The British Retail Consortium’s (BRC) claimed today that 21% of retailers will reduce headcount over the Christmas period.
The BRC described the figure as “surprising given the next quarter is the busiest for retailers” after releasing the results of its latest Retail Employment Monitor.
When the BRC carried out the poll at the same stage last year, not a single store said it had plans to reduce staff.
The amount of stores planning to increase staff over the year’s final quarter (36%) has halved from last year, in line with stores which plan on making no changes (43%).
The BRC found that only 36% planned to increase staff and whilst 43% plan on making no changes, both figures have halved since last year.
Total hours fell 2 % in the third quarter, with hours in the industry down through July to September, a trend which the BRC said is in “stark contrast to the whole UK economy”, which continues to see record lows in unemployment.
Hours lost were mainly full-time hours, with retailers using their part-time workforce more flexibly, offering additional hours instead of increasing full-time roles.
Helen Dickinson, Chief Executive, British Retail Consortium, said: “The retail industry, the country’s largest private sector employer, continues to be under considerable pressure.

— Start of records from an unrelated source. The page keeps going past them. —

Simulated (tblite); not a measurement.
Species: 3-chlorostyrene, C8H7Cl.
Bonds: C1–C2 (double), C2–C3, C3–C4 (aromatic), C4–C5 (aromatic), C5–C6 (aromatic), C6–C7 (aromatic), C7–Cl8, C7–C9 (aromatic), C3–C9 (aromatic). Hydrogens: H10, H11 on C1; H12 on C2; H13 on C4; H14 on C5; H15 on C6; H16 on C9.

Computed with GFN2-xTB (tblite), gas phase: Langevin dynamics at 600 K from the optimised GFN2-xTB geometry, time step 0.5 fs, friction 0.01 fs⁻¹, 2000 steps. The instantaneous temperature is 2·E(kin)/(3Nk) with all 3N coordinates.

“While pay is growing much faster than in other industries, employment in retail continues to fall. And there are challenging times ahead, with a fifth of retailers indicating plans to reduce staff ahead of retail’s busiest quarter, when normally they would be looking to increase headcount.”
The BRC has also reported that store growth has halved since this time last year, slowing down to 0.7%.
Dickinson said: “As the Autumn budget looms, the retail industry is looking to the Government to help alleviate some of the pressure of a broken business rates system. An indication that reform is coming would provide welcome relief to the industry and to those who work within it.”